No oil, no help

President Bush’s trip to Africa is noteworthy more for where he is not going as for where he is going. Not included on his itinerary are the two places—Congo and Liberia—where the United States could do the most in carrying forth the doctrine he has expostulated in regard to Iraq: that ending humanitarian crises through the use of force is good policy.

That, after all, is now the stated main reason why the United States went to war: to rescue “the people of Iraq from the clutches of Saddam Hussein,” in the president’s own words. Now that the original justification, that Iraq and its weapons of mass destruction were a threat to the region and the world, has been revealed as questionable at best, the president has gone to great lengths to portray Saddam as a monster, a “torturer” and “murderer” of his own people. “If this is not evil, then evil has no meaning,” he’s said.

Well, there is evil aplenty in Congo. Human-rights groups estimate that as many as 3.3 million people have died there in the past five years as a result of civil war—including thousands of mothers and babies hacked to death with machetes. And in Liberia some 200,000 have died and a million more been displaced because of war, largely because of the greed and bloodthirstiness of the country’s dictator, Charles Taylor, a man who could teach Saddam a thing or two about cruelty.

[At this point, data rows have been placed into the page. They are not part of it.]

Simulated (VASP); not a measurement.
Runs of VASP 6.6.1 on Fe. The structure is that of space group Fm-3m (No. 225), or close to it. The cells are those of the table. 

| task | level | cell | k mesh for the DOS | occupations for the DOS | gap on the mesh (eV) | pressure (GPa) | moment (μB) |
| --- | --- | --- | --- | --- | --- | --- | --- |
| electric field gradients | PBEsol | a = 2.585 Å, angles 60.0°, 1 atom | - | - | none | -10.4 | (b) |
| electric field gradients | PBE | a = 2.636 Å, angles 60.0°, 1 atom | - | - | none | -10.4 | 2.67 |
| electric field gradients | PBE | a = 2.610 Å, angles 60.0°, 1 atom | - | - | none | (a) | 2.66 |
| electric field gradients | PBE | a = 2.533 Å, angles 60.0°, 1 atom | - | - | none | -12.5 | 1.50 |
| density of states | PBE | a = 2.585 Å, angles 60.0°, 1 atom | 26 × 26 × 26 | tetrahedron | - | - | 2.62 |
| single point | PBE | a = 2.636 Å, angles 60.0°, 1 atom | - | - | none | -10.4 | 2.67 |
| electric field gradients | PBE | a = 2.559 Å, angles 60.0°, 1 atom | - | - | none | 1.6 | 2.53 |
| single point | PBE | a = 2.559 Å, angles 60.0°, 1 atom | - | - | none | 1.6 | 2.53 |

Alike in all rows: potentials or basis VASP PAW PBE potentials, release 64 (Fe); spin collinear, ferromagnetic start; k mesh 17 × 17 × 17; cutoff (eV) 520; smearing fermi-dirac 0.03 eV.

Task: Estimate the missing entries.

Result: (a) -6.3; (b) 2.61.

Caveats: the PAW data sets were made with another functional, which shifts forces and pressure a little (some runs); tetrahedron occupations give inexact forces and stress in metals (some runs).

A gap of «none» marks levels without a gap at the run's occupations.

Though from the standpoint of suffering Liberia and Congo are as needful of U.S. help as Iraq, there is of course a difference in their strategic importance. Unlike Iraq, they have no oil reserves. So it’s little wonder that the president is bypassing them during his trip to Africa and giving only lip-service to the possibility of sending peacekeepers to Liberia. His actions speak volumes about the real reasons for the U.S. invasion of Iraq.